Peoples of the Mesa Verde Region

Basketmaker II: 500 B.C. to A.D. 500



Basketmaker II pithouse. Illustration by Joyce Heuman Kramer; copyright Crow Canyon Archaeological Center.

"Cutaway" view of a Basketmaker II pithouse, showing construction details and interior features (also note the two slab-covered storage pits to the right of the pithouse). This particular style of house is found in the western part of the Mesa Verde region.

As people made the transition from a nomadic hunting and gathering lifestyle to a more settled farming lifestyle, they began building structures that were more permanent than those built during earlier time periods. Some houses were built in rock alcoves; others were built in the open.

Basketmaker II house styles varied in the Mesa Verde region and adjacent areas, depending on where and when they were built. Archaeologists think these architectural differences may reflect the different origins of the Eastern and Western Basketmaker peoples during the preceding Archaic period.

In the eastern part of the region, archaeologists have documented Basketmaker II houses constructed using the "cribbing" technique first seen in this area during the preceding Archaic period. The walls of these circular, domed structures consisted of horizontally stacked logs. The floors were usually constructed flush with the ground surface rather than being dug belowground.

Map of Basketmaker II farmstead. Illustration by Joyce Heuman Kramer; copyright Crow Canyon Archaeological Center.

Map of Basketmaker II farmstead (schematic).

In the western part of the region, the typical home during the Basketmaker II period consisted of a shallow, basin-shaped pithouse that was dug into the earth. The floor and the lower part of the house walls were belowground and consisted of dirt. The roof was supported by four sturdy posts set in the floor. Smaller posts set at intervals around the edges of the structure were leaned against the roof beams and then covered with branches and other plant materials to form the walls. Finally, the entire outside of the structure was covered with a layer of earth. The entryway was usually located in the south wall and often consisted of a slab-lined ramp that sloped from the ground surface down into the pithouse.

Inside the pithouse was a central hearth that provided heat and light; smoke from the hearth escaped through a hole in the roof. In addition, archaeologists have found early examples of two architectural features that became standard fixtures in later homes: deflectors and wing walls. A deflector is a barrier erected just south of the hearth for the purpose of shielding the fire from the stream of air that blew in through the entryway. During the Basketmaker II period, deflectors often consisted of upright sandstone slabs set in the floor. Wing walls are low walls that extend from the sides of the pithouse toward the center of the floor, near the deflector. They helped control air circulation in the pithouse and also subdivided the living area. During Basketmaker II times, these, too, were often made of upright stone slabs.

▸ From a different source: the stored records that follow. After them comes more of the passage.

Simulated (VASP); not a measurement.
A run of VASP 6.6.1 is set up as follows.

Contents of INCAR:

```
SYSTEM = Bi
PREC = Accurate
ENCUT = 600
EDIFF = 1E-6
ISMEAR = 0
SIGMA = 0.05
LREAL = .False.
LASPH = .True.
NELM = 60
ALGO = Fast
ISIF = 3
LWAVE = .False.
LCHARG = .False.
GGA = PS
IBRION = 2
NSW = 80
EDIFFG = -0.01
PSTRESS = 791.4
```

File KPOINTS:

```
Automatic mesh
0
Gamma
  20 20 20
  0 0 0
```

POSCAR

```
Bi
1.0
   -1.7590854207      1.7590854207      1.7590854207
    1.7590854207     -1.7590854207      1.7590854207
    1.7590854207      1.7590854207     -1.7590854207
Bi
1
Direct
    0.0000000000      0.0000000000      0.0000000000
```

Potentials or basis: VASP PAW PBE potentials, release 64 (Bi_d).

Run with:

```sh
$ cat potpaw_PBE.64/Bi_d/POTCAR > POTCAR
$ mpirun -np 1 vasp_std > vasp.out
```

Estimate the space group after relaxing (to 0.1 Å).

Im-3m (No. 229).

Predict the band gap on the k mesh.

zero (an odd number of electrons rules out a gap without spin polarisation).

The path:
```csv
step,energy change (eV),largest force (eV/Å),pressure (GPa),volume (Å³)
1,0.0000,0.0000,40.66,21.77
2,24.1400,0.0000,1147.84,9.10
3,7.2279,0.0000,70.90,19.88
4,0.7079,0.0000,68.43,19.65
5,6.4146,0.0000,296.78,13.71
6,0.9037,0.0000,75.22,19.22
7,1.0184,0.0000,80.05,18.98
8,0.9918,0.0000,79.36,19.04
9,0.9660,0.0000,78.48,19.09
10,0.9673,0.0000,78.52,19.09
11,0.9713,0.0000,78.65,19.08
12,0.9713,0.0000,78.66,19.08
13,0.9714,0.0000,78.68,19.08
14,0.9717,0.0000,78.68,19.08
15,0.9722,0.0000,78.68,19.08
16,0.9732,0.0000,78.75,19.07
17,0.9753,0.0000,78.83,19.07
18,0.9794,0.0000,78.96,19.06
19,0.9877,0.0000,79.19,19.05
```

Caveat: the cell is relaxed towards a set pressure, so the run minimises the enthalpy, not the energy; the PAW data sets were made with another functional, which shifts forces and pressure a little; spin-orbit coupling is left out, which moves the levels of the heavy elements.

By the end of the Basketmaker II period, a new style of pithouse began to appear—one that consisted of two distinct chambers. This new style became the predominant house form throughout the Mesa Verde region during the subsequent Basketmaker III period and is described in detail in that section.

With the increased focus on agriculture, people during the Basketmaker II period were more likely than those of earlier periods to have surplus food, which—if properly stored—could help them survive the winter. Storage pits are found both inside and outside Basketmaker houses, sometimes covered with large, flat rocks to protect their contents and provide a level walking surface. Storage bins made of upright stone slabs are also found inside homes.

With people living in the same place for prolonged periods, large quantities of refuse accumulated, usually in a designated area south of their houses. An area of concentrated refuse is called a "midden," and such deposits contain ash, broken artifacts, and discarded food scraps that help archaeologists reconstruct ancient lifeways.